The Star Wars Sequel Trilogy Wastes Its Coolest Invention

By Chris Snellgrove | Published

kylo ren star wars

If someone held a DL-44 blaster to some Star Wars fans’ heads and asked them to say something nice about the Sequel Trilogy—well, a lot of those fans would get blasted like Greedo before they gave Disney their due. These films really did have a few great ideas, but they were just buried by a few metric tons of bantha poodoo. For example, the Knights of Ren are the coolest things in these movies, but they are wasted just to be fodder for flashbacks and Kylo Ren’s redemption arc.

The Knights Of Ren

knights of ren

First, let’s talk a little about who the Knights of Ren are and what their whole deal is. In short, they were like a bunch of watered-down Dark Jedi, but they had some very unconventional ideas regarding their powers—for example, they called the Force “the shadow” and basically worshiped the lightsaber because they believed it to be the ultimate symbol of moral grayness.

Little was known about these dudes by the galaxy at large because they hail from the Unknown Regions.

Kylo Ren Murdered The Old Ruler

adam driver fantastic four

The Knights of Ren followed a leader named Ren who used a lightsaber named The Ren (no, really). Kylo Ren became the new leader by killing the old one, but he had a distinct advantage: while everyone else had only a little bit of Force power, he had the full destructive abilities of grandaddy Darth Vader coursing through his veins.

Soon, this merry band of murderers became Kylo’s trusty sidekicks, but he only found out after his redemption that their true loyalty was to the resurrected Emperor Palpatine.

Only In Books And Comics

At this point, you might be asking yourself a simple question—“why didn’t I already know all of this?” The simple answer is that the Sequel Trilogy didn’t reveal any of this in the movies themselves, leaving it up to fans to piece all of this together from ancillary media like books and comics.

It’s a very sloppy approach to storytelling that underscores a simple truth: the Knights of Ren were probably the coolest new addition to this franchise, but Disney ruined it by hardly ever showing or even mentioning these characters.

A Unique And Smart Group

Think about what a cool story the Knights of Ren really have: these are dudes who are the equal of the Empire’s Inquisitors but somehow managed to stay ahead of the Imperial purge of all Force users despite having inferior powers.

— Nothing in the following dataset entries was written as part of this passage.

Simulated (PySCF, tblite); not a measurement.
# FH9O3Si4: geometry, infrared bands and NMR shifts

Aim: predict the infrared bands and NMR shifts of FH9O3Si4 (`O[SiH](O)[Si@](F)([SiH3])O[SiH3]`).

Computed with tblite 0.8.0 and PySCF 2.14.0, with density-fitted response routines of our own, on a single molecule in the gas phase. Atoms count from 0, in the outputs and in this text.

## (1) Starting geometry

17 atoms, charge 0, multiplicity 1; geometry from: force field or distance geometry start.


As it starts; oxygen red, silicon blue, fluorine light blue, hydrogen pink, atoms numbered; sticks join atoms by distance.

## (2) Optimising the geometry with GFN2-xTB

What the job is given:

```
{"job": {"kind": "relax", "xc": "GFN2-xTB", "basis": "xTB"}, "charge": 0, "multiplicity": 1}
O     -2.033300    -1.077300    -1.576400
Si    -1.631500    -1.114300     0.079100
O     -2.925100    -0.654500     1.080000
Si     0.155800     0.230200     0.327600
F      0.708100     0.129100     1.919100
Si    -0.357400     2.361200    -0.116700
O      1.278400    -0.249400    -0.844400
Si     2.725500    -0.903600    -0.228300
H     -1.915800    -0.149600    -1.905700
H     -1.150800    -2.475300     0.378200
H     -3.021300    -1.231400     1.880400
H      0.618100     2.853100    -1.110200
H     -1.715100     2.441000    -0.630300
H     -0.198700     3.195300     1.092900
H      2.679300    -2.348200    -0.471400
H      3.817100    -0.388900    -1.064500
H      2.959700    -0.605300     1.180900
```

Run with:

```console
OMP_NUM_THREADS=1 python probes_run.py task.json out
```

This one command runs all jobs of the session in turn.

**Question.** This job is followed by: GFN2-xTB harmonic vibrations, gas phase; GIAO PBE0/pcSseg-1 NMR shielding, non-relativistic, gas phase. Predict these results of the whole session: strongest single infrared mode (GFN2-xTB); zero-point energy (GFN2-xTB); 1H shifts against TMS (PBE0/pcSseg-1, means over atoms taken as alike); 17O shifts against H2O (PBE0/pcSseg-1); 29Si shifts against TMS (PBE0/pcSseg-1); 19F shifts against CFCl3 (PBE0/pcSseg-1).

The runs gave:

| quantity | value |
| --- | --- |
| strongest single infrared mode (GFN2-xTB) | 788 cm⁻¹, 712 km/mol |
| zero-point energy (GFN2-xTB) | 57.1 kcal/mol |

They discovered the Force and lightsabers and built an entirely new religion out of these things, one that is arguably more compelling than the boring binary of “Jedi preserve peace” and “Sith crave power.”

They even managed to strike a behind-the-scenes deal with the resurrected Palpatine, showing more political awareness and self-preservation skills than Kylo Ren ever did. 

The Rise Of Skywalker

Speaking of Kylo Ren, he is indisputably the most interesting main character of the Sequel Trilogy, and that’s largely due to the acting chops of Adam Driver. He’s so interesting, in fact, that it’s wild that the Knights of Ren were seemingly thrown into these movies as flashback background dressing and, later, disposable foes for Kylo Ren to defeat.

Honestly, it was hard to even care about him killing them in The Rise of Skywalker because they seemed just as nameless, faceless, and unthreatening as the average Stormtrooper.

Reading all of the details the movies didn’t give us, the Knights of Ren are an amazing addition to the franchise, and the fact that their costume design is so cool is just the icing on the cake.

This makes the Sequel Trilogy even more depressing in retrospect—these movies obviously had cool ideas, but the best ones got buried so could get more scenes of Luke guzzling green milk instead of training Rey or Finn visiting a big casino planet so he could learn that (gasp!) war is bad.

These films clearly needed a brutally honest editor, and I can’t help but wish it was Marcia Lucas who returned to Star Wars rather than Emperor Palpatine.